Water is an important fluid for both scientific and engineering applications. This body of work presents results from investigations of pure water and water-based reaction systems for environmental applications, through a combination of experimentation and mechanistic and molecular modeling.

Reactions in Supercritical Water

Near- and supercritical water have received much attention over the past few decades as environmentally benign solvents for use in green chemistry applications. The most popular application is supercritical water oxidation (SCWO), a waste treatment process by which organic compounds are oxidized in a supercritical water (SCW) solvent. In work completed at the University of Michigan, we expanded the existing SCWO kinetics database to include nitrogen chemistry by investigating pyrolysis, hydrolysis, and oxidation of methylamine, a model nitrogen-containing compound, in SCW. From experimentally determined global reaction kinetics, we have discerned different regions of reaction conditions where different mechanisms (pyrolytic, hydrolytic, oxidative) dominate. Also, the results implicate a heterogeneous, wall-catalyzed reaction mechanism for reactions conducted in reactors made of Nickel-based materials. Additionally, we constructed a detailed chemical kinetic model (DCKM) to describe methylamine oxidation and pyrolysis in SCW, as well as ammonia SCWO. Reaction pathway and sensitivity analyses indicate the most important elementary reactions in each system. These mechanistic modeling results highlight the need for improved free-radical reaction kinetic parameters for nitrogen chemistry.

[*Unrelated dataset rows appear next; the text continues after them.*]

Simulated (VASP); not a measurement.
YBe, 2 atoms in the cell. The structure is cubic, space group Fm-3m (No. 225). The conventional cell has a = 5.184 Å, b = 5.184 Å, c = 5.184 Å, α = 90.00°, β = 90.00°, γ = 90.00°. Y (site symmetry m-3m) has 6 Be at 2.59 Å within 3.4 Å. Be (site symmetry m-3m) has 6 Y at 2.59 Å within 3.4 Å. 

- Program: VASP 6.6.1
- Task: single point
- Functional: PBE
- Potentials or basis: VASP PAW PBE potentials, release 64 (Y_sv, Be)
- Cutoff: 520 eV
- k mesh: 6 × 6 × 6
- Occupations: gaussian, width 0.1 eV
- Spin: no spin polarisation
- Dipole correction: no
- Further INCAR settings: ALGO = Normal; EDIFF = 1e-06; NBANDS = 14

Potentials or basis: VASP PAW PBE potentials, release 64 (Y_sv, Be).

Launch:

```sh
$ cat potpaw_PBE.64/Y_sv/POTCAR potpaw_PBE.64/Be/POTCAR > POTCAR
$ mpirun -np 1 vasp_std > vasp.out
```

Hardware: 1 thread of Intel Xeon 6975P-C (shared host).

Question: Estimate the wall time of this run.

Molecular Clustering from Higher Order Virial Coefficients

The formation of water clusters are important for several environmental phenomena, including atmospheric chemistry of acid rain formation, nucleation of water droplets, absorption of infrared radiation by water in the atmosphere (global warming), and reactions in supercritical water. One main research tool for investigating clustering behavior is molecular simulation. Mayer Sampling molecular simulation is a free energy perturbation method for calculating cluster integrals. In ongoing work at SUNY-Buffalo, we employ the Mayer Sampling method to determine higher order virial coefficients for various non-polarizable and polarizable water models. We use these virial coefficients to predict the pressure-volume-temperature behavior of sub- and super-critical water, as well as critical properties. Additionally, these virial coefficients provide a framework for examining gas-phase molecular clustering in water under a range of sub- and super-critical conditions.